I_{Cap}=C*\frac{dV_{Cap}}{dt}
V_{Cap}=\frac{1}{C}*\int_{0}^{t}I_{Cap} dt + V_{0}

Here are the equations for voltage and current over an inductor:

V_{Ind}=L*\frac{dI_{Ind}}{dt}
I_{Ind}=\frac{1}{L}*\int_{0}^{t}V_{Ind}dt+I_{0}

It becomes harder to solve in alternating current using the same equations because the input voltage is now changing over time (so does current). Fortunately, a time-saving shortcut was discovered after the Fourier Transform [Khan Academy is a very useful resource when it comes to complex math topics in general, I recommend watching the playlist if you are interested] was developed. This method turns the complex equations for inductors and capacitors into imaginary (complex) numbers which allow circuits to be solved using the same techniques for basic DC analysis (Ohm’s Law and other methods in DC analysis). Here are the applicable equations derived from converting to the frequency domain:

### 1. Resistors

Z_{R}=R_{N}

Where:
Rn is equal to the resistance of one Resistor N in Ohms.
NOTE: Modern devices have higher operating frequencies with the MLCC designs, however, there are still many parts that fall under the 1 to 3 Megahertz range. At lower frequencies (typically lower than 1 to 3 Megahertz is considered low frequency), the impedance of a resistor (Zr) is simply equal to to the resistance value. The same is true for the following parts at lower frequencies where Capacitance doesn’t change and Inductance doesn’t change.

### 2. Capacitors

Z_{C}=\frac{1}{j*\omega*C_{N}}=-j*\frac{1}{\omega*C_{N}}

Where:

j=\sqrt{-1}=i
\omega=2*\pi*f ; f=frequency(Hz)

Cn is Capacitance of one Capacitor N in Farads
The letter “j” is used as a convention in electrical analysis because current is typically noted with the letter “i” so this avoids confusion. Also, another convention in analysis is to use radians and angular frequency rather than using linear frequency and degrees.

### 3. Inductors

Z_{L}=j*\omega*L_{N}

Where:

j=\sqrt{-1}=i
\omega=2*\pi*f; f=frequency(Hz)

Ln is equal to the inductance of one Inductor N in Henry’s

Each item in an AC circuit must be converted before any analysis takes place. Impedance is also measured in Ohms and typically the “j”/complex part is omitted when values are spoken or written for measurement purposes. Here is an example of impedance calculation:

For an inductor that is 50 micro Henry’s (50µH) and the frequency of the voltage/current source is 1000 Hertz (1kHz), the impedance is calculated as:

Z_{L}=j*2*\pi*1000*50*10^{-6}=0. 314*j(\Omega's)=314m\Omega

The Ohms measurement is typically written after the “j”. The j is often removed when spoken or written in a report to make it less confusing. So 314 milliOhms of impedance is the answer for this specific inductor at 1kHz. The “j” is only important when using it in circuit analysis as the imaginary part determines the phase shift of the periodic wave. Topics on analysis can be discussed further upon request.

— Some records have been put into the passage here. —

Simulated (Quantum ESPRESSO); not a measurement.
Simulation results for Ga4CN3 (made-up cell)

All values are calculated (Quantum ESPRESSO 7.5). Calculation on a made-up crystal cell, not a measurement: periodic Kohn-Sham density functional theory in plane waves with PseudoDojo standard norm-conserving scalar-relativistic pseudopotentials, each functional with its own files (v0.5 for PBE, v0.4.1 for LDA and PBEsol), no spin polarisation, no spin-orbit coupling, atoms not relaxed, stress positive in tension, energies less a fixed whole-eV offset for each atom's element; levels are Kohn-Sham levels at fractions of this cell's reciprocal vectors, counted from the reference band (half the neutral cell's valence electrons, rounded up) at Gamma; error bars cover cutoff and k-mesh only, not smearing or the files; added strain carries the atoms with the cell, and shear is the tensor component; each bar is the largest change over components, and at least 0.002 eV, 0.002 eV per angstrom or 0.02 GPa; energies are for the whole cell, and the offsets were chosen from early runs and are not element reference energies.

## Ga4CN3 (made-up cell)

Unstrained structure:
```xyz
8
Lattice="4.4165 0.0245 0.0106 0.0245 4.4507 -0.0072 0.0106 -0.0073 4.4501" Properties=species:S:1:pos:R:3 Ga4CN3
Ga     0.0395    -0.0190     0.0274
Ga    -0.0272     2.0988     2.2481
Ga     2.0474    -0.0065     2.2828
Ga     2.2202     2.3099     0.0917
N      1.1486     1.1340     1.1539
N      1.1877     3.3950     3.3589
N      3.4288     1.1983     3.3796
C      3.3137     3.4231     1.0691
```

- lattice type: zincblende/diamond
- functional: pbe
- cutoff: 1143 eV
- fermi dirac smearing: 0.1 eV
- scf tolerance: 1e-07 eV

Note that most data sheets that list impedance will talk about overall input/output impedance rather than list all the impedance values in the circuit or design. This is the same concept as total or effective resistance in a DC circuit except it is in terms of impedance.

Determining impedance for the special applications such as pulsating DC signals is more complex than the scope of my knowledge, but in general, the same ideas still apply. Modern day devices run from anywhere to several Megahertz to several Gigahertz on these types of signals. There still needs to be the consideration of impedance because these levels of frequency cause major design problems for a mixture of different components. Design gets as specific as selecting the right cable, making sure PCB traces aren’t too close together, the right value of capacitors, inductors, and resistors along with their operating frequency must be considered, the ground plane has to have a special design, shielding must be applied with specific materials to reduce EMI emission, and many more requirements beyond these.

Impedance is not the equivalent of resistance, since:

1. They are two different terms and have different meanings. Resistance is a constant value regardless of frequency, and impedance changes with regard to frequency
2. Resistance (resistors) disspiate energy in the irreversable form of heat, where reactors (inductors, capacitors) do not dissipate energy, they store and return it.
3. REsistance is a portion of complex impedance, but not vice versa, resistance is a material property (resistivity)

It is already hard enough solving equations with these Calculus expressions in a DC circuit."

There is no such thing as calculus expression for DC as DC does not vary in time. Dx C = 0 which is meaningless.

At lower frequencies (typically lower than 1 to 3 Megahertz is considered low frequency), the impedance of a resistor (Zr) is simply equal to to the resistance value. "

Not true. With modern SMT components, resistors are essentially 'pure components" into many 10s or 100s of MHz.

“This method turns the complex equations for inductors and capacitors into imaginary (complex) numbers which allows circuits to be solved using the same techniques for basic DC analysis (Ohm’s Law and other methods in DC analysis).”

Not true. Complex numbers do not apply to DC.

@daveca You are correct about impedance not equaling resistance, I will make corrections to that statement. It can be easier to imagine the term if you think of a component that reduces the overall signal as a resistor would.

However, there are very applicable calculus expressions for DC over capacitors and inductors, specifically. I will put those equations in the post for Voltage and Current for the Capacitors and Inductors. DC applications do change over time if there is a function generation by manipulating a pure DC signal into an oscillating signal. This can include square waves, sawtooth waves, and triangular waves.

Also, every single component (even modern MLCC parts) have their frequency limitations. Most components have a lower natural frequency in general, but you are also correct in saying modern devices have higher ratings, I will be more specific.

For the last point, the same concept applies when designers have to consider the possibility of different pulsated DC waves. There is more work done because the waves are not as simple as sinusoidal waves. Impedance measurements in traces, cabling, active components, and passive components very much affect the whole design of a board that contains signals of 1MHz to several GHz of a square wave signal.

Thank you for pointing out things I can change though, I will be more specific to make this clear.